Reviews January 11, 2019
Book Review: Tim Maia Racional Vols. 1 & 2

At the height of his powers in the mid-1970s, Brazilian soul-funk pioneer Tim Maia left his label and his fabled hedonism behind and joined the cult of Rational Culture. He didn't stop making music during this period; he just made it sober and sold the results door to door. And the albums he recorded during this era—the two that have sneaked into the present—are still really, really good, even if the lyrics are constantly needling you to read some weird book about humanity's origins from UFOs and microbes.
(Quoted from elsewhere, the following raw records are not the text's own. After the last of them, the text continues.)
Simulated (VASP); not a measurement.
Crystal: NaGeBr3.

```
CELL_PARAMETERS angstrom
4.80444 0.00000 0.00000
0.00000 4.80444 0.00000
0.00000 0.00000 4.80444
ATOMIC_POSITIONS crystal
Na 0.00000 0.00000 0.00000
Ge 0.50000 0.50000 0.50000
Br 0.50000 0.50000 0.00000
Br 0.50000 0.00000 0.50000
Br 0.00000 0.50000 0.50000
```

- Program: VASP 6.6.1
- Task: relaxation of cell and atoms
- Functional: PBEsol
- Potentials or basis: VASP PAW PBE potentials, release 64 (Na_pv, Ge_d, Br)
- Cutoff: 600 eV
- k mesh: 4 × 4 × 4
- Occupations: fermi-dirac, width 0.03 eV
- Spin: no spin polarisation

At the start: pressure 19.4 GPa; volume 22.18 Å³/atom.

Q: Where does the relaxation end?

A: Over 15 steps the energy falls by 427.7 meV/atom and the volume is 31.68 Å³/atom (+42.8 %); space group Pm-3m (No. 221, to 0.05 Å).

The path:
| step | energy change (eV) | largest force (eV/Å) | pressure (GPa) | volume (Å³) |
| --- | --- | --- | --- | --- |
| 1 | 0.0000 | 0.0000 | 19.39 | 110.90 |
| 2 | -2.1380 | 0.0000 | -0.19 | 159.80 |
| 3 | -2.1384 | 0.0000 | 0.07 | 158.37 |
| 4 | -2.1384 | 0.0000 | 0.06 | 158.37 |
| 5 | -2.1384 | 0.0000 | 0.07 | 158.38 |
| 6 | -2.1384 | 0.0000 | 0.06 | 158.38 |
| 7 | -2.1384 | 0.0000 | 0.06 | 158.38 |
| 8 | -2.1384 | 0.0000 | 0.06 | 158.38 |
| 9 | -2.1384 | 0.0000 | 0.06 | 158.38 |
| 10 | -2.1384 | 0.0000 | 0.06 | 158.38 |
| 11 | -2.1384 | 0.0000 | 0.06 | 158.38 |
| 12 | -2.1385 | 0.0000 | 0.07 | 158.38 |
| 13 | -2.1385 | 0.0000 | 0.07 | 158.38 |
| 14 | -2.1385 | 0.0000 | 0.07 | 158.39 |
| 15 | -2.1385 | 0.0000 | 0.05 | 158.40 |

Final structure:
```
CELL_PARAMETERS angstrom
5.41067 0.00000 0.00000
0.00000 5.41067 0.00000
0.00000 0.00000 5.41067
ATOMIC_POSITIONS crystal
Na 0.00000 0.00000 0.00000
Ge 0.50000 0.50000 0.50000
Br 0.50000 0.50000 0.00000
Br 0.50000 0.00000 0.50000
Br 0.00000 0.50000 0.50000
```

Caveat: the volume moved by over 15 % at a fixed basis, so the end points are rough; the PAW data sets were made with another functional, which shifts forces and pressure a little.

Allen Thayer, who has written for the crate-digging magazine Wax Poetics, put Maia's Rational Culture albums in context in a new book, Tim Maia Racional Vols. 1 & 2, part of the "33 1/3" series's new Brazil-centric imprint. The series is already a wonder, and I was pretty much beside myself when I ripped open the envelope it arrived in and realized there was going to be a whole series devoted to albums whose stories remain undertold and hard to find, at least in English.

And that context is especially valuable in the U.S. where a new generation of listeners, interested in funk from around the world, is coming to the music via streaming services, without even liner notes to guide them. I came across Maia's music via Luaka Bop's compilations, which draw heavily from the Racional era, but I came across them via Spotify, so I just sort of naively assumed that Maia was an unheralded genius in his homeland—until I saw a collapsed Rio bike path had been named for him. Turns out, Tim Maia was a radio mainstay. Which makes his dalliance with Rational Culture even more fascinating.

Born in 1942 as the 18th out of 19 children, Maia grew up to be something of a malandro—a sort of favela wise guy and scamp. He loved food and he loved music, and while being black and overweight didn't make his rise to stardom any easier, his natural talent coupled with nigh-obsessive hard work made it happen. During a foray in the United States in the '60s, Maia fell in love with American soul and r&b. As his music and the man himself made clear in interviews later in life, he detected a shared African origin behind it and Brazilian music, was one of the first to start the conversation between the two when he returned to Brazil (after he, uh, got out of a quick stint in jail. As a thief, Maia was less than genius).

Thayer relays Maia's quick, hedonistic rise that culminates in Maia having a Copacabana apartment and a practice compound where he and his chosen band could smoke copious amounts of pot and jam day and night. As chill as that sounds, Maia deserves to be mentioned with James Brown, not just in terms of funkiness, but in terms of being a very demanding bandleader, berating musicians who missed notes.

But the drinking and marijuana—and the meat-eating and wearing colors other than white—came to a stop in the mid-'70s when Maia encountered the Rational Culture Movement led by Manoel Jacinto Coelho.

At just 31, Coelho wrote the manifesto that was the holy text and most of the practice of the Rational Culture Movement, titled Universe of Disenchantment. Coelho had been a medium in the Afro-Brazilian practice of umbanda, and claimed to just be transcribing the message from the Rational Superior when he put out Universe in the 1930s.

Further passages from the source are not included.